The 2002 Zimbabwean elections were not “free and fair” the long-awaited Khampepe report by then Pretoria high court judge Dikgang Moseneke and Johannesburg high court judge Sisi Khampepe has determined.
The 27-page document found the actual running of the three-day voting process, excluding delays in urban areas Harare and Chitungwiza, to have complied with the legislative requirements and to have been free of violence and or apparent ballot tampering.
The judges, however, weighed that against pre-election activities including intimidation and the deaths of 107, mainly opposition members in the process, lengthy legal battles to change laws in favour of the Zanu-PF, largely around citizenship and the reduction of polling stations in urban areas, where the strongest opposition party Movement for Democratic change just happened to have its largest support base.

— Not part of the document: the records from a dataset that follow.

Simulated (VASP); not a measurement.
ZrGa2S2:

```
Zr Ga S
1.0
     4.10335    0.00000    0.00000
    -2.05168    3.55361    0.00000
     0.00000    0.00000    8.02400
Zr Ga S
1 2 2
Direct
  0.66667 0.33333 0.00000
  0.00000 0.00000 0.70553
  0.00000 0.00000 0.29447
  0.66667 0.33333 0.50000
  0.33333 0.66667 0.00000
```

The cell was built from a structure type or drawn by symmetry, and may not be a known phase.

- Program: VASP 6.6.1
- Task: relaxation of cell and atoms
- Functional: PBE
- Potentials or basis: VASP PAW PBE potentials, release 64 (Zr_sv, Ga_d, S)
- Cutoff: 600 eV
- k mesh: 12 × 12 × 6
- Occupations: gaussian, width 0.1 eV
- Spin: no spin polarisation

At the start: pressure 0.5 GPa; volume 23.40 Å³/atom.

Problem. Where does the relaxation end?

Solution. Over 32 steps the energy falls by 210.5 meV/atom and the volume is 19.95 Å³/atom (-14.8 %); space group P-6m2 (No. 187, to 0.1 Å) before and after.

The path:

The report also objected to the Zimbabwe government’s failure to respect and implement recommendations by the Supreme Court of Appeal and the high courts.
‘No prospects of success’
The findings of the Khampepe report were made public on Friday following a Constitutional Court judgment on the same day, in which that court rejected an appeal by government against a Supreme Court of Appeal judgment that found the documents should be made public. The Constutional Court dismissed the application on the grounds it “bears no prospects of success”.
South African presidents Thabo Mbeki, Kgalema Motlanthe and Jacob Zuma have spent over six years fighting against the public release of the report, commissioned by President Thabo Mbeki and applied for by M&Glawyers.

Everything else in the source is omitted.